The Canadian federal government has published draft regulations on its proposed greenhouse gas federal offset regime. The 60-day comment period closes on May 5, 2021. Keep reading for details on the proposed offset regime.

Background

In December 2020, the federal government introduced its long-awaited plan to address the climate crisis. Among the goals set in the Pan Canadian Framework on Clean Growth and Climate Change (the Climate Plan) was a promise to meet Canada’s commitment under the Paris Agreement and achieve net-zero greenhouse gas (GHG) emissions by 2050. This means reducing annual GHG emissions from approximately 742 Mt (i.e., 742 million tonnes) to 523 Mt by 2030. Although the Climate Plan was formally tabled in December 2020, the federal government had put a price on GHG pollution as early as 2018, when the Greenhouse Gas Pollution Pricing Act (the Act) became law.

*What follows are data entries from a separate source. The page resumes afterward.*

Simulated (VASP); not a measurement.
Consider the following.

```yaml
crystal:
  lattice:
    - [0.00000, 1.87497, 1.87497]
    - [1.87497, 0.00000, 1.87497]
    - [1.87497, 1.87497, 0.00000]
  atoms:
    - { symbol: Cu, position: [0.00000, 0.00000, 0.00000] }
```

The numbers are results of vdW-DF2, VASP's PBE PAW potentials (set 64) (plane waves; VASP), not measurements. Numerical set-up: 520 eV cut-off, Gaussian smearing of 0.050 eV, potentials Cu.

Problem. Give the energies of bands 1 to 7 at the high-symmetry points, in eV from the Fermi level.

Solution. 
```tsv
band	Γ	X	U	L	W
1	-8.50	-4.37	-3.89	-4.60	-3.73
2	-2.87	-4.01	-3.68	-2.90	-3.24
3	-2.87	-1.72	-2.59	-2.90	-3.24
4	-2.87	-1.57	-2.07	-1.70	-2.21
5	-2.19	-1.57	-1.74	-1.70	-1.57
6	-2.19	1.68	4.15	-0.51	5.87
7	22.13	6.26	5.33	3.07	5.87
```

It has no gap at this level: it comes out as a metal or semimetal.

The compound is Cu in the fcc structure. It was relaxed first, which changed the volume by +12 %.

The Act is divided into two parts. Part 1, administered by the Canada Revenue Agency, provides for 12 types of registrations and applies a fuel charge on 21 types of fuel and combustible waste. Part 2, administered by Environment and Climate Change Canada, introduces an output-based pricing system (OBPS) and its regulations (the OBPS Regulations) for industrial facilities (a Covered Facility) that emit at least 50,000 tonnes of GHG pollution per year.1

Taxing pollution creates a market for offsets

The OBPS is a federal backstop system, meaning it only applies in provinces that do not have their own price on GHG pollution equal to or greater than the federal charge (the GHG Pollution Tax). This year, the federal charge is $40/tonne CO2e (carbon dioxide equivalent), set to go up to $50/tonne in 2022. In December 2020, the federal government announced that part of its plan to address the climate crisis is to increase the GHG Pollution Tax to $170/tonne CO2e by 2030.

Under the OPBS Regulations, Covered Facilities are prescribed an annual baseline GHG emissions amount. In the event the Covered Facility exceeds its GHG baseline amount, owners/operators have three options:

  1. Pay the GHG Pollution Tax on excess emissions;
  2. Trade in compliance units; or
  3. Purchase certified federal offsets (Federal Offsets).

Compliance units are surplus credits it has earned by emitting below its baseline in years past, or purchased from another Covered Facility, or provincial or territorial offset credit formally recognized under the OPBS.

The third option – Federal Offsets - has been missing until now. On March 6, 2021 the federal government tabled the Greenhouse Gas Offset Credit System Regulations (the Offset Regulations). The principle behind offsets is to encourage activities that sequester GHG pollution by compensating project proponents. Carbon or GHG offsets have been part of the international landscape for decades. But without a price on GHG pollution in place, their marketability and economic value is limited.

With a GHG Pollution Tax in place, the federal government can now develop a viable offset regime. The Federal Offset regime consists of two parts:

  1. A credit and tracking system to register Federal Offsets; and
  2. Federal offset protocols (a Protocol) that establish which activities will be eligible to generate Federal Offsets, and quantify GHG pollution reductions based on the project.

The Offset Regulations mandate the operational aspects of the Federal Offset regime.

Creating federal offsets

Participation in the Federal Offset market is voluntary. In order to create a Federal Offset, the GHG pollution reduction activity must be a project type that falls under a Protocol. The federal government is working on four separate Protocols in 2021 as described below (with more to come in the future):

  1. Advanced refrigeration systems: A protocol for activities that reduce or avoid using fluorinated refrigerants such as hydrofluorocarbons (HFCs), which have high global warming potential (GWP). These activities may include installing new low-GWP refrigeration systems or substituting GHG-intensive refrigerants with less GHG-intensive alternatives by replacing or retrofitting existing refrigeration systems.
  2. Landfill methane management: A protocol for activities that reduce methane emissions from open or closed landfill sites, such as installing and operating equipment to capture and destroy methane.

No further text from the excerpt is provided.